/ 2 February 2024

Zimbabwe’s Job Sikhala set free

Job Sikhala1
Job Sikhala. Photo: Supplied

Zimbabwean opposition politician Job Sikhala, who has spent more than 18 months in prison, was released on Tuesday evening after a Harare court handed him a suspended sentence.

Sikhala, a leader in the Citizens Coalition for Change, was one of the most prominent figures to be arrested in recent years in what rights groups have described as a crackdown on dissent.

“This was an act of persecution,” Sikhala told a local media crew after being let out of a maximum security prison on the outskirts of the capital Harare in the evening. 

“These people who have kept me in this prison for a long time should understand that my determination to pay any price for the love of my country is beyond reproach.”

A former MP, Sikhala was convicted of inciting public violence last week at the end of a year-long trial that supporters said was politically motivated. 

Another opposition MP, Godfrey Sithole, was also found guilty of the same charges and both were handed a two-year suspended sentence on Tuesday.

A small crowd of supporters chanted and danced in celebration on the court’s steps after the verdict was read out. 

Sikhala suggested he was hurriedly let go by prison officials under the cover of darkness.

“These people sneaked me totally out,” he told one of his lawyers in video footage published by the NewsHawks media outlet. 

“I was dumped here,” Sikhala added.

His lawyers had earlier said he was to be released on Wednesday morning and had asked supporters to greet him outside the prison. 

Sikhala and Sithole were convicted of inciting supporters to avenge the death of their political ally, Moreblessing Ali, who was murdered by a ruling party activist in May 2022. Sikhala denied the charges. 

It wasn’t the first brush with the law for the politician, whose long and troubled political career includes more than 60 arrests, according to his lawyers. 

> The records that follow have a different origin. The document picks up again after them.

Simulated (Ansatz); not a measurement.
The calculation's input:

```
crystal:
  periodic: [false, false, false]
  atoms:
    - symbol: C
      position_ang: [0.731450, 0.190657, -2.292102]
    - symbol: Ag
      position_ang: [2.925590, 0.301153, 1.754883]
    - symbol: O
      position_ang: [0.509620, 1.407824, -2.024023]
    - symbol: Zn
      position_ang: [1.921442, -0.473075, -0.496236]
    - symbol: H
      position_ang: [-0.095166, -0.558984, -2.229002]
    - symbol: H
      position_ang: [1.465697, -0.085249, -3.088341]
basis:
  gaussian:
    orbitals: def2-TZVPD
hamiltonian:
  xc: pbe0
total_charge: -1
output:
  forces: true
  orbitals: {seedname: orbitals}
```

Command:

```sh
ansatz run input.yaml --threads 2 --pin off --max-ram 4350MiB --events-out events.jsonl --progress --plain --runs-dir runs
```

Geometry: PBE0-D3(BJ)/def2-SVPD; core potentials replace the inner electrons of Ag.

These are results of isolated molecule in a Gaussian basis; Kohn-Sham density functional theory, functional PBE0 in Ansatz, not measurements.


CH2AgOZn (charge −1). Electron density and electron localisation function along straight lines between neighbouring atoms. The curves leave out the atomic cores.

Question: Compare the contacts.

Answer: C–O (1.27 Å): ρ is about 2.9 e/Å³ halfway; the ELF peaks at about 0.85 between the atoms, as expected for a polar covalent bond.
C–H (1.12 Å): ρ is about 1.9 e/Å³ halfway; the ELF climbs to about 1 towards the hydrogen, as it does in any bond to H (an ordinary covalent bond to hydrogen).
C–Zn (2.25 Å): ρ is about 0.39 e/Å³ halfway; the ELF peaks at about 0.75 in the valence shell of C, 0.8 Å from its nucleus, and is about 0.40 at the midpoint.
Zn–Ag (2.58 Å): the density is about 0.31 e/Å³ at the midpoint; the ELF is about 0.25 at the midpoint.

The last one came in June 2022 for a speech he gave at a memorial service for Ali, whose mutilated body had been found in a well a few days earlier.

Sikhala has been behind bars since, having unsuccessfully applied for bail more than a dozen times.

“The fact that he has been denied bail and kept in custody all this time is a horrific injustice,” said defence lawyer Douglas Coltart.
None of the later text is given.